Two decades later, the court followed up by ruling in Panetti v. Quarterman (2007) that Texas violated that requirement when it found an inmate competent to be executed without holding a hearing or allowing the inmate an opportunity to present evidence. Justice Anthony M. Kennedy wrote the majority opinion, joined by the court’s four liberals; four conservative justices dissented.
The history of Clayton’s case is procedurally complex. Clayton’s relatives testified at his trial that his personality changed dramatically after the 1972 saw mill accident. Two brothers recounted for the jury that Clayton’s marriage broke up, he began drinking to excess, and he became anti-social, impatient, and subject to violent outbursts.
Clayton was tried for shooting a police officer who tracked him to his girlfriend’s home after Clayton had gotten into an argument with her at a convenience store. At trial, his lawyer argued that Clayton was incapable because of his brain injury to form the intent needed to sustain a first-degree murder count. The jury rejected the argument and found him guilty. At the sentencing hearing, Clayton contended his mental illness was a mitigating factor, but the jury again rejected the argument and sentenced him to death.

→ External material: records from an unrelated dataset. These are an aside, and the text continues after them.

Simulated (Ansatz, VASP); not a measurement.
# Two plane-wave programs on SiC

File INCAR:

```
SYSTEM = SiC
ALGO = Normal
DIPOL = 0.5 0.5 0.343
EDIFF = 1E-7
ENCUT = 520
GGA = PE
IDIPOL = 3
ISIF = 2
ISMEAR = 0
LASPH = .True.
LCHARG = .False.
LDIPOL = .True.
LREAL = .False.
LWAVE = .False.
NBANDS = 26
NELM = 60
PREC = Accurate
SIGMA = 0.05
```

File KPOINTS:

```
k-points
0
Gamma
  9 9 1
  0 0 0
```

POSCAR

In a post-conviction challenge, Clayton first raised the separate argument of his mental competency to assist in his defense and asked for a new trial because his court-appointed counsel had failed to raise the issue. But the Missouri Supreme Court ruled that a lawyer had no duty to investigate the issue if a client appeared able to understand the proceedings.
Clayton renewed his claim in a federal habeas corpus petition. The federal district court ordered a new psychiatric evaluation and heard conflicting evidence from the state’s psychiatrist and Clayton’s, but it ruled in 2006 that Clayton had been competent at trial and was competent based on the present evaluations.
Clayton tried again in January after the state scheduled his execution for March 17. He supported his habeas corpus petition before the Missouri Supreme Court, filed on March 10, with a new affidavit from his psychiatrist stating that his mental condition had deteriorated in prison because of the lack of any treatment and that he did not understand the impending execution.
Clayton asked for a full hearing, but the four justices in the majority would not hear of it. Evidently impatient with the delay and the last-minute filing, the court evaluated Clayton’s mental condition solely on the basis of the written record. “There is no evidence that he is not capable of understanding matters in extenuation, arguments for executive clemency or reasons why the sentence should not be carried out.’” Justice Paul Wilson wrote in the March 14 decision, quoting criteria from the Missouri statute.
Writing for three dissenters, Justice Laura Denvir Stith was put off instead by what she called Missouri’s “sudden rush of executions.” Clayton’s was to be the state’s 14th since November 2013. And she found the majority’s impatience unwarranted as well. The issue, she wrote, is “is whether he is sufficiently competent today to be executed.” Without a full hearing, she said the majority had “put the cart before the horse.”
The U.S. Supreme Court refused Clayton’s final effort to stay the execution pending a full hearing in an order issued late on the evening of March 17. Kennedy joined with the four conservatives in an action that undermined his own earlier opinion requiring a hearing on competency before an execution. The four liberal justices dissented but without opinion.
“For centuries, no jurisdiction has countenanced the execution of the insane,” Justice Marshall wrote back in 1986. In Clayton’s case, however, two courts of last resort did countenance a clear risk that a brain-damaged inmate was executed with only a diminished understanding of what was happening.